My website is completely valid apart from target="_blank". Will having this 1 error make much difference in a search engines eyes? Are there any easy, valid alternatives available, preferably without using java?
The search engines certainly won't care. The only solutions available seem to be Javascript based ( http://www.sitepoint.com/article/standards-compliant-world/ ). I couldn't find any articles that suggested a non- Javascript solution. It seems to me that these XHTML 'standards' are pretty much what you would expect of anything developed by committee. The committee comes up with their pie-in-the-sky arsehat solutions, which are useless in the real world, and which the browsers, search engines, and any web developers with any sense in their head, completely ignore - and eventually the committee realizes its stupidity and changes the standard to reflect the needs of the real world. My suggestion would be to either switch to transitional mode, or just ignore the validator warnings.

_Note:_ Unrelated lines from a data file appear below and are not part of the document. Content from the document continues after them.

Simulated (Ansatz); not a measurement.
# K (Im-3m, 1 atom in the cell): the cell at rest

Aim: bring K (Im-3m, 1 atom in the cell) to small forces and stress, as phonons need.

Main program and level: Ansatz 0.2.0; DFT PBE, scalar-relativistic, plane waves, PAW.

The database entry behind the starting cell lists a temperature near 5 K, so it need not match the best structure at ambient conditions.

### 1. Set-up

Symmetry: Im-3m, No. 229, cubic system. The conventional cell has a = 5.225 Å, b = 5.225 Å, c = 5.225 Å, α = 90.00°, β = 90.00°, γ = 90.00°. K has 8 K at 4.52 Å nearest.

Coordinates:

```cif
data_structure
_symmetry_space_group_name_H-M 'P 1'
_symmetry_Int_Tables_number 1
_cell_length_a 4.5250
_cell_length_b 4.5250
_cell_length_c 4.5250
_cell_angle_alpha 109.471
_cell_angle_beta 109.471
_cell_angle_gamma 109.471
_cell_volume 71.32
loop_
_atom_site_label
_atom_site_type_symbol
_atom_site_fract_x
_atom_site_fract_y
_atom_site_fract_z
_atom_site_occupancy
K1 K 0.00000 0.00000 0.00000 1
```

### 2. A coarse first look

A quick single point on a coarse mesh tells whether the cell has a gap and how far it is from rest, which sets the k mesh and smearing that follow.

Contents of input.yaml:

There's a nice alternative called <a href="somelink">some link</a> : ) That is, no target at all. I do believe there are times when target or something similar is needed. Rare cases. Most of the time, it's someone not realizing how nasty it is on my computer to have 16 full-sized browsers, all stacked completely on top of each other (lots of people, tho mostly the tech-unsavvy, have their browsers full-screen). I'm computer-savvy enough to realise why my Back button doesn't work on those, but my mom sure wouldn't be (you don't necessarily realise a new window was opened if the new one sits exactly on top of the old one). If some site wants to open a whole new instance of my browser, they'd better have a damn good reason for it. The normal way for a link to work is it simply brings the user to the next page. If they love your site so much as to go back, they'll use the second-most-popular button ever: the back button. When I did a form that had some target="blank" links, I dropped down to Transitional doctype just for those pages (the rest are strict) because I felt it was more honest. I could have left them strict, nobody would have noticed except those who send my pages to the validator. Oh well. I didn't use the Javascript solution because the whole point of the target was to catch people who had no scripts, no browser caching, etc to prevent them from losing filled-in but unsubmitted form data. And, I sometimes think using a script to do a function that a browser is perfectly capable of doing is somehow wrong. It's like turning an anchor into href="#" and then using onclick events to do... what an anchor already does. And breaks it for those without scripts. Bleh. Iirc target was originally implemented for framed sites, so a link would go to another frame.